Advanced Database Systems Study Guide - Unit 1
Short Answer Quiz:
What is a Database Management System (DBMS) and describe
its role in a database system.
A Database Management System (DBMS) is software that manages and
provides controlled access to a database. It acts as an intermediary
between users/applications and the database itself, enabling data
storage, retrieval, modification, and administration.
Differentiate between logical and physical database design.
What considerations are relevant to each?

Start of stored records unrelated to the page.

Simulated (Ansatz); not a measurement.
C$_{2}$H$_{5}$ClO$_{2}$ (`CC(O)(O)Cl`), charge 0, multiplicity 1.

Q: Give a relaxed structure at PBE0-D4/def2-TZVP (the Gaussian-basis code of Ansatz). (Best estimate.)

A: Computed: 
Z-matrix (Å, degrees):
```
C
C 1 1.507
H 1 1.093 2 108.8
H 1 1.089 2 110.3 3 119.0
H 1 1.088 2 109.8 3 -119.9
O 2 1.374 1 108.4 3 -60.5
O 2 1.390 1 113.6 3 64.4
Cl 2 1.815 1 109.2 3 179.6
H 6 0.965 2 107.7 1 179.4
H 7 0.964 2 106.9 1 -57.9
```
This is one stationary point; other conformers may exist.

Logical design focuses on the conceptual structure of the database,
including entities, attributes, and relationships, while physical design
deals with the physical storage and organization of data on disk. Logical
design prioritizes data modelling and integrity, while physical design
prioritizes efficiency and performance.
Explain the key differences between centralized and distributed
database architectures.
Centralized databases store data in a single physical location, while
distributed databases spread data across multiple physical locations,
potentially geographically dispersed. Centralized systems offer
simplicity and ease of management, while distributed systems offer
scalability, fault tolerance, and localized data access.
List and briefly describe three types of NoSQL databases.
Three types of NoSQL databases are:
(1) Key-Value Stores (e.g., Redis), storing data as key-value pairs for fast
retrieval;
(2) Document Databases (e.g., MongoDB), storing data in flexible JSON-
like documents;
(3) Graph Databases (e.g., Neo4j), representing data as nodes and
relationships, ideal for interconnected data.
What are the three main components of a database engine, and
what are their primary responsibilities?
The three main components:
(1) Storage Manager: handles data storage and retrieval from physical
storage;
(2) Query Processor: interprets and executes queries, optimizing for
efficiency;
(3) Transaction Manager: ensures atomicity, consistency, isolation, and
durability (ACID) of transactions.
What is the purpose of a buffer manager in a DBMS, and how
does it contribute to performance optimization?
The buffer manager acts as a cache between the DBMS and the disk
storage. It keeps frequently accessed data blocks in memory, reducing
disk I/O and improving query performance. It manages the buffer pool,
determining which blocks to load/evict based on usage patterns.
What are the three levels of database schemas, and what does
each level represent?
The three levels are:
(1) External Schema: user's view of the data, specific to their needs;
(2) Logical Schema: overall conceptual structure, including entities,
attributes, and relationships;
(3) Physical Schema: how data is physically stored, including files,
indexes, and data formats
What is normalization in the context of relational databases,
and what are its primary goals?
Normalization is a process of organizing data in relations (tables) to
reduce data redundancy and improve data integrity. It aims to eliminate
update anomalies (inconsistencies from data updates), reduce storage
space, and improve query efficiency.
Describe the ACID properties of transactions and explain why
they are crucial in database management.
ACID properties ensure data reliability:
(1) Atomicity: all parts of a transaction succeed or fail together;
(2) Consistency: transactions maintain database rules and constraints;
(3) Isolation: concurrent transactions don't interfere with each other;
(4) Durability: committed changes are permanent, even after failures.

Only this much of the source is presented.